In comparison to these sophisticated and professional devices, smartphones are ubiquitous portable devices in modern society. Currently, smartphones are generally equipped with a camera, an IMU, and a GNSS chipset, which provide a platform for data fusion. Admittedly, these low-cost sensors have certain inherent flaws. For example, there are temporal offsets between the camera and the IMU. Additionally, smartphones generally adopt rolling shutter cameras that can generate motion blur [
39]. The abovementioned antenna’s low performance is also a significant issue. However, it is critical to investigate the potential of smartphones’ positioning abilities [
40,
41]. Certain VIO algorithms, such as VINS-mono, can estimate the temporal offset, and an appropriate integration can compensate for the sensors’ shortcomings. In addition, smartphone users can easily align the GPS time with the local time of the IMU and images. Researchers can treat smartphones as an expedient to study the integration of GNSS and VIO if they do not have the resources to build up a specialized suite.

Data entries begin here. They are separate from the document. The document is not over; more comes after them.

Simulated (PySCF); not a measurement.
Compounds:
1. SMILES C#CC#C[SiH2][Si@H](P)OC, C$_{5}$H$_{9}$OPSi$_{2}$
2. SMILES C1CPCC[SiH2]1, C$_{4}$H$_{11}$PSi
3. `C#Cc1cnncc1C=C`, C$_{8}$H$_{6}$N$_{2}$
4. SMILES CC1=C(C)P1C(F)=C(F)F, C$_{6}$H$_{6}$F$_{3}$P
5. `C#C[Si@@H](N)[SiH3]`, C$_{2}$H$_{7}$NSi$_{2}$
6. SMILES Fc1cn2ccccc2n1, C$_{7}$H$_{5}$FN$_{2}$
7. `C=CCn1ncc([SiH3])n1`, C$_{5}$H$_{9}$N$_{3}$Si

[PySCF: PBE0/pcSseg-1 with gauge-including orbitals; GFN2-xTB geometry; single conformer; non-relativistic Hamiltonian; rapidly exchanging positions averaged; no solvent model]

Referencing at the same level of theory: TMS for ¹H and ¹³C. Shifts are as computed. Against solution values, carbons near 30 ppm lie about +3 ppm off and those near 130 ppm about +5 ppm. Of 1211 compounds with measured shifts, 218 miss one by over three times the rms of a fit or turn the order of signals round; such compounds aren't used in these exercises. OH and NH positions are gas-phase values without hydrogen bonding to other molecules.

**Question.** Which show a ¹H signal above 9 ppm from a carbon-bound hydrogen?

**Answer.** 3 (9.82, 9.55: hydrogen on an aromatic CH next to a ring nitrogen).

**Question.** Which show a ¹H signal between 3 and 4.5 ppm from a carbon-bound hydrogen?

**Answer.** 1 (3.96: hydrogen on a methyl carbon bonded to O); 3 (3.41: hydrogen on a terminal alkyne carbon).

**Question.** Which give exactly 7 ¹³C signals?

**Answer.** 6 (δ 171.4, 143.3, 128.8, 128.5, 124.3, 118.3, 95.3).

There are multiple applications of logging measurements from smartphone inbuilt sensors. The GEO++ RINEX Logger is a representative application that can generate a file of measurements of GPS, BDS, Galileo, and GLONASS in a receiver independent exchange (RINEX) format [
42]. RINEX is a widely used standard format in the fields of geodesy and navigation. The GEO++ RINEX Logger generates a file that can be directly processed by RTKLIB. Many studies on smartphone positioning are based on this application [
43,
44]. Regrettably, the GEO++ RINEX Logger can only provide GNSS measurements and does not allow access to its source code. The MARSLogger is an open-source application for recording IMU measurements and images [
45]. However, the MARSLogger cannot offer GNSS measurements. Our previous work open sourced a CIGRLogger to collect images, IMU measurements, and GPS measurements. The GPS measurements are output in RINEX format and can be directly processed by RTKLIB, similar to what the GEO++ RINEX Logger does [
46]. However, valid satellites in a single constellation are unable to meet the positioning requirements in urban areas. In this work, we upgrade our CIGRLogger to collect BDS measurements to introduce more valid satellites. CRGRLogger can also collect magnetic measurements and barometric measurements. These Android applications are summarized in
Table 3.
Table 3 illustrates the sensors from which the applications can collect measurements. In
Table 3, √ means that the application can collect the corresponding sensor’s measurements, while × means the opposite.
Many academics focus on positioning, using smartphone built-in sensors. Researchers from Nottingham Scientific Limited (NSL) assessed the smartphone-based multifrequency RTK and PPP performance in urban environments. Their research demonstrates that smartphone-based PPP and RTK can provide the location precision of 1–2 m [
47]. Researchers from Wuhan University (WHU) used magnetic measurements to assist the IMU in smartphones. Additionally, they utilized pseudo-observations and strategies, such as zero-velocity update technology (ZUPT) and zero angular rate update (ZARU) to effectively suppress IMU drifts and, hence, offer robust, accurate positioning results [
48,
49]. A team from the Institute of Space Technology and Space Applications (IST) tested the performance of the loosely coupled RTK/INS with a smartphone. The results indicate that the introduction of IMU bridges the RTK gap and decreases RTK fluctuations [
50]. Numerous researchers are studying smartphone-based VIO algorithms. Peiliang Li modified VINS-mono and ported his VINS estimator to the iPhone 7 [
51]. Yuan Wang and his team deployed VIO algorithms on an Android smartphone [
40]. In recent years, some researchers applied machine learning and deep learning techniques to the subject of smartphone navigation. They collected training data and formed models to estimate a smartphone’s trajectory, using IMU measurements. Hang Yan and his colleagues employed a support vector machine (SVM) and a neural network in sequence to provide trustworthy positioning results, using a smartphone’s IMU [
52,
53]. However, few studies have concentrated on fusing RTK, IMU, and images with a smartphone to provide positioning results. These works are summarized in
Table 4.
The following are the contributions of this paper.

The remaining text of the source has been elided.